FinalBranch string `json:"final_branch,omitempty"`
// MergedInto is the branch the engine fast-forwarded to FinalCommit
// after the run, or empty when the FF was skipped (dirty main,
// non-FF, branch divergence, opt-out, or detached HEAD at start).
MergedInto string `json:"merged_into,omitempty"`
}
Run is the top-level metadata for a single workflow invocation.
type RunLock ¶
type RunLock interface {
// Unlock releases the lock. Must be called when done.
Unlock() error
}
RunLock represents an exclusive advisory lock on a run directory. The lock prevents concurrent processes from modifying the same run.
type RunStore ¶
type RunStore struct {
// contains filtered or unexported fields
}
RunStore manages the on-disk layout:
<root>/runs/<run_id>/run.json <root>/runs/<run_id>/events.jsonl <root>/runs/<run_id>/artifacts/<node>/<version>.json <root>/runs/<run_id>/interactions/<interaction_id>.json
func New ¶
func New(root string, opts ...StoreOption) (*RunStore, error)

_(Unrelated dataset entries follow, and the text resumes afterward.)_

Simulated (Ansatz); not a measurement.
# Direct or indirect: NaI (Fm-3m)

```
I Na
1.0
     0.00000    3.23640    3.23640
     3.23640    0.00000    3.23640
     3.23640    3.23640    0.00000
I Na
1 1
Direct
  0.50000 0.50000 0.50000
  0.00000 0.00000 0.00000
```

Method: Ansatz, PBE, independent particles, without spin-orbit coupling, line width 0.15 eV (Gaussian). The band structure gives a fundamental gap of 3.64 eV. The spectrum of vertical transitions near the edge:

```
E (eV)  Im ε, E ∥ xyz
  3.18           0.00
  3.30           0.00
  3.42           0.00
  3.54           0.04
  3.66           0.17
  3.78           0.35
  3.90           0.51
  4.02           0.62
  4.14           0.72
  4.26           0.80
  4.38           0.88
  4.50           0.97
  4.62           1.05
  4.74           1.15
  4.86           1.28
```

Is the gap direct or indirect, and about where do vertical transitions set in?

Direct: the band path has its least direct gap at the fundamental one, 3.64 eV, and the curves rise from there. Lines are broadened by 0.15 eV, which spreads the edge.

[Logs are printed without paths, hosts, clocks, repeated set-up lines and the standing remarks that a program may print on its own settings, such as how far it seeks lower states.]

New creates a RunStore rooted at the given directory. The directory is created if it does not exist.
func (*RunStore) AppendEvent ¶
AppendEvent appends an event to the run's events.jsonl. Seq and Timestamp are set automatically. The entire operation is serialized under mu to prevent interleaved writes from concurrent branches. The sequence counter is only incremented after a successful write to avoid gaps in the event stream.
func (*RunStore) FailRunResumable ¶
func (s *RunStore) FailRunResumable(id string, cp *Checkpoint, runErr string) error
FailRunResumable atomically sets the checkpoint, error message, and status to failed_resumable in a single write, enabling resume from the last successfully completed node.
func (*RunStore) ListArtifactVersions ¶
func (s *RunStore) ListArtifactVersions(runID, nodeID string) ([]ArtifactVersionInfo, error)
ListArtifactVersions enumerates the persisted artifact versions for a node in ascending order, returning each version's mtime without decoding the body. Returns (nil, nil) when the node has no artifact directory (a node that hasn't published anything yet).
func (*RunStore) ListInteractions ¶
ListInteractions returns all interaction IDs for a run.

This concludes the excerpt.